I recommend that every member who’s interested in original compositions spend time looking at the wildlife paintings of the Canadian painter Robert Bateman. He has an amazing collection of paintings with some very striking compositions (may of which would be roundly criticized here at NPN).


I think it’s as easy to jump on the “what’s happening to our beloved art” discussion bandwagon as it is to duplicate art itself. People passionate about photography are threatened by the ease by which the “commoners” can make their own photos. The digital age and the camera in everyone’s pocket has made it less likely that people want to buy someone else’s shot. And so they come up with ways to criticize the trends of the masses. It’s a bit of an art snob thing IMO. If you want to get the attention of a curator of photographs, then you probably have to worry about originality. But a photo I take at Oxbow Bend is no less beautiful just because thousands of other photographers have also been there. Many, many viewers of my photograph have no idea that it’s not an original location or idea.

That being said, I would much rather be here where people do give much more thought to what they are looking at and to the comments they make and reasons WHY they like or don’t like something. But even here, we can fall into the ruts we’ve been trained to follow. An example: IMO those of us who have spent any time in forums have been TRAINED to be “distracted” by elements in a photo from the smallest barely seen insect to grass stems and tree limbs and more. In many of those cases a viewer who is not a photographer would never even notice these things. So in that sense, are we any more original in how we produce our final product? Or are we just driven to comply with a different, maybe more subtle set of norms?


The title is certainly one of those “click bait” kinds of titles. Read the article and mused at some of the thoughts. Just because millions of photos are posted on Instagram each day, many of which are certainly similar in theme doesn’t mean originality is dead to me. How many landscape photographers on NPN have been to the Grand Tetons and photographed the famous Snake River Overlook that Ansel made famous, or Delicate Arch in Arches, or Mesa Arch, or Watchmans point in Zion, or … The list is endless. These are icons for a reason and duplicating the shot doesn’t imply anything bad in my book, nor does imply originality is dead. I’ll also bet that any of those same landscape photographers who have photographed any of those icons also have amazing original compositions of different locations that no one else does.

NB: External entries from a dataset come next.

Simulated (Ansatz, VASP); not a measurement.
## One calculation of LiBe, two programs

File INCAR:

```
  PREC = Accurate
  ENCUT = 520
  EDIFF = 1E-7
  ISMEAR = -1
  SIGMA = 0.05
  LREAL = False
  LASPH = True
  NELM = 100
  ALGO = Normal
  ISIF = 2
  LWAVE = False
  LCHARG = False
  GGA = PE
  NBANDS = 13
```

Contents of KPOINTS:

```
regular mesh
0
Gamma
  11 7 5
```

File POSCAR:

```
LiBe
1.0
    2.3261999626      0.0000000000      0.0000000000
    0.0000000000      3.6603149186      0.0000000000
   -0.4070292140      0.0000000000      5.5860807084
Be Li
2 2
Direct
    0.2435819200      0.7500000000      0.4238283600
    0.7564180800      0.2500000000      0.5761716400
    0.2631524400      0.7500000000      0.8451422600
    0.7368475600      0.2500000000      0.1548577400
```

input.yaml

Is Instagram bad for Photography overall? No. It’s another venue that has a purpose. Clearly a different purpose than NPN, but it does have a purpose. I’ve talked to folks who have met other photographers through venues like Instagram or 500px who have inspired them to get out and shoot. Doesn’t really matter what they are shooting as long as their enjoying it.

We all meander down different paths in our passion for photography. I know I’m not good enough to think I can judge that any single venue is good or bad for photography. Some have more value for me than others. That doesn’t imply that for another person, the venues that add the most value to their journey are the ones that add the least for me.


Keith, I quite agree with you that duplicating the shot doesn’t imply anything bad. I would go so far as to say that, in any case, to speak about a photograph, any photograph as “good” or “bad” is essentially meaningless. The question that is raised for me is about vision and an artist’s willingness to take the risk and find a point of view that is authentically his or her own. That doesn’t mean we should avoid shooting at some of the iconographic sites that you’ve mentioned but rather taking the risk of finding a point of view that speaks to a vision of one’s own.


For me Instagram is like terrestrial radio for music. Both cater for a certain type of work and at the end of the day both are looking to catch an audiences attention and hold them long enough to present advertising.

Like many bands that made radio friendly singles but more creative, interesting album songs I think that photographers can enjoy both approaches.

What I find interesting about successful imagery in instagram is that it’s often more familiar than interesting. For example I must have seen a thousand photos of that tree in wanaka. Maybe abstract work will gain in popularity as the same images are recycled

1 Like

Another way to look at it is that the problem isn’t Instagram, it’s us. Instagram is just a reflection of who we are. It’s not forcing us to copy compositions or even fostering it. That’s our decision.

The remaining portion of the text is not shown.